On the issue of demand due to difference in ST-3 return, the contention of the appellant is correct inasmuch as the demand has been confirmed only on the basis of the difference found between the figures in their ST-3 returns and their balance sheet without mentioning for which taxable service the demand is confirmed. - stay granted on this issue.
Implementation of the development programme aimed at training rural BPL youths - Held that:- Aim of the said skill development programme is training, skill development and capacity building of the rural poor to enhance their employability or capacity for self-employment. Indeed, it is similar to what the Govt. run Industrial Training Institutes (ITIs) do. Looking at the definition of Manpower Recruitment Supply or Agency, prima facie appellants cannot fall thereunder and consequently they cannot be held to have provided manpower recruitment and supply service. - stay granted on this ground.

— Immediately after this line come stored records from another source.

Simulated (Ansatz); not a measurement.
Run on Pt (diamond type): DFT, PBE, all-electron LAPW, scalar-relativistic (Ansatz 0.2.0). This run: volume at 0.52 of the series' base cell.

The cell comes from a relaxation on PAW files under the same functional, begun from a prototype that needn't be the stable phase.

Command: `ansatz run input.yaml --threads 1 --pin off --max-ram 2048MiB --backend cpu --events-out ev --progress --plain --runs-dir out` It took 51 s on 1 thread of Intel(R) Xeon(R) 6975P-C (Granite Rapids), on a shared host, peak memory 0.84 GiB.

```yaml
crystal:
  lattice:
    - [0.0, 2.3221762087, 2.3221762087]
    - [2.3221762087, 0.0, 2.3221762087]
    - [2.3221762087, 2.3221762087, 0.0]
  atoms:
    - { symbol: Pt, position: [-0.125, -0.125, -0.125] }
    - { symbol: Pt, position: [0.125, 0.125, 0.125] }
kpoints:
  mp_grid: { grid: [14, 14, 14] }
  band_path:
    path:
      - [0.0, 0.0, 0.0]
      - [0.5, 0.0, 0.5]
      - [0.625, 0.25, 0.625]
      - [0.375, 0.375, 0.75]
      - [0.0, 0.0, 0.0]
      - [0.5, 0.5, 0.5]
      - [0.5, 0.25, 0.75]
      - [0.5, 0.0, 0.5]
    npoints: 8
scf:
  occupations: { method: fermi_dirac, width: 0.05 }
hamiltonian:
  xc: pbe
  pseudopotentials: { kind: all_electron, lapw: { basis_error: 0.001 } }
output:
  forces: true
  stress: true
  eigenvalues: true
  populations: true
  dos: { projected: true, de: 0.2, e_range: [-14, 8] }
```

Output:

Services provided to International Financial Corporation - international agency or not - held that:- IFC is not listed in the list of International bodies eligible for the exemption availed of by the appellants. The appellant's contention that IBRD and IFC are both constituents of World Bank and as IBRD is mentioned as one of the eligible organisations for such exemption, the same should be made available to IFC also even if IFC is not so mentioned, is totally untenable and mis-conceived. - prima facie case is against the assessee - stay granted partly.